TheBloodOmen, February 10th, 2007

This is the last Katatonia album with leads! You know, Metal Archives is a great example of the idea that everyone is an individual. I don't understand all the praise for "Viva Emptiness", I really don't. The main reason for that is that it's basically radio-friendly gothic hard rock, ala Lacuna Coil. That stuff may not be in heavy rotation on local rock stations around the world, but it is definitly in the mainstream. Andthe biggest thing is that it has no fucking leads! I have no problem with exposure, certainly not if some good music got it's fair share of recognition every now and then. I encourage that sort of thing. What I don't encourage is dropping creativity and musicianship entirely just to sell a few records.

I say all that to say this...this album is a very special piece of my music collection because it is the last (I'm afraid) good music that we'll hear from Sweden's Katatonia. Andreas Nystrom, who has proven himself on numerous albums to be a superb guitarist, leaves his distinctive and excellent lead guitar parts behind following this record. In exchange we now have crunchy, highly overdistoted rhythm pieces that begin nowhere and end in a similar place. Again, I stress how unfortunate it is that such a great musician would choose to waste such skill and creative genius.

This album starts with "Dispossession", which has the best intro on the whole CD. It contains some classic Nystrom leads and probably Jonas Renkse's best vocal work of his career. "Tonight's Music" is another highlight, again with great leads and an atmosphere that can only be defined by the track title itself. Renkse's vocals are stellar once more. Truthfully, what doesn't stand out about this the drumming. It's not terrible, by any means, it just doesn't stand out anywhere on the album. I think that's partially due to the emphasis (thankfully) on the guitar leads, atmosphere, and Jonas' vocals being prevelant. Jonas may not be a great singer, by any stretch, but he has a pleasant voice and I think that's what makes his vocals so awesome on this album. There are no stupid, pointless vocal effects or harmonizing, it's just Jonas singing loudly and clearly into a microphone. Personally, I love that.
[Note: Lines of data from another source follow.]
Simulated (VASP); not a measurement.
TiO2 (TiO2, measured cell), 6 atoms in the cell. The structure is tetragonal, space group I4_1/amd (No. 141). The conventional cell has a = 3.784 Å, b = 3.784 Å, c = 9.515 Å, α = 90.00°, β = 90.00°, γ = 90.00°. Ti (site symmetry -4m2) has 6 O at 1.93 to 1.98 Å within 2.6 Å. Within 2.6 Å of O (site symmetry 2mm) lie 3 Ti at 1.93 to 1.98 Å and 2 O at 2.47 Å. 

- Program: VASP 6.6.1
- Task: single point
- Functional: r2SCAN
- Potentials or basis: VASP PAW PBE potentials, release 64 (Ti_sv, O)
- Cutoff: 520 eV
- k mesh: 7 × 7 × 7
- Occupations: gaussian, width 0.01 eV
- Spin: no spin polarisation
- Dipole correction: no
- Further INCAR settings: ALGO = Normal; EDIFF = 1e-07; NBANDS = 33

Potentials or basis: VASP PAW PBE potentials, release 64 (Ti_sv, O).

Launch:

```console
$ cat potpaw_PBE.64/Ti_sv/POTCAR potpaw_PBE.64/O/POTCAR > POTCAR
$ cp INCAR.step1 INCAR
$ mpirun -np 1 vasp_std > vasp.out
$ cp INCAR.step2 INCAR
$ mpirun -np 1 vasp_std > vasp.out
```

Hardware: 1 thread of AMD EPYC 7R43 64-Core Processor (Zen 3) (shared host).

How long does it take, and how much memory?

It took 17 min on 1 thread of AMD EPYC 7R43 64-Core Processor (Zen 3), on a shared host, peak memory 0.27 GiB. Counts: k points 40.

The final two standouts here are "Passing Bird" (which begins to go in the Viva Emptiness direction) but works so well because it's a ballad much like "Omerta" from VE, and that particular track is the only one, in my opinion, worth a damn on that whole CD. The final standout is "Sweet Nurse", which alternates between melodic, beautifully led verses by Andreas and Jonas and a heavier chorus in which the layering fits perfectly. I docked this album a few points for the band's inability to make the drums more noticeable, and the utterly stupid "We Must Bury You". Which, by the way, could have easily been replaced by one of the extras released on the special edition and this album would have no complete failures. Otherwise I'd give it a 100% simply because it's the last great performance by the two founding members. I like this album better than the the band's two previous efforts (which are similar in style), and possibly even better than Dance of December Souls. This is just a timeless doom rock/metal album.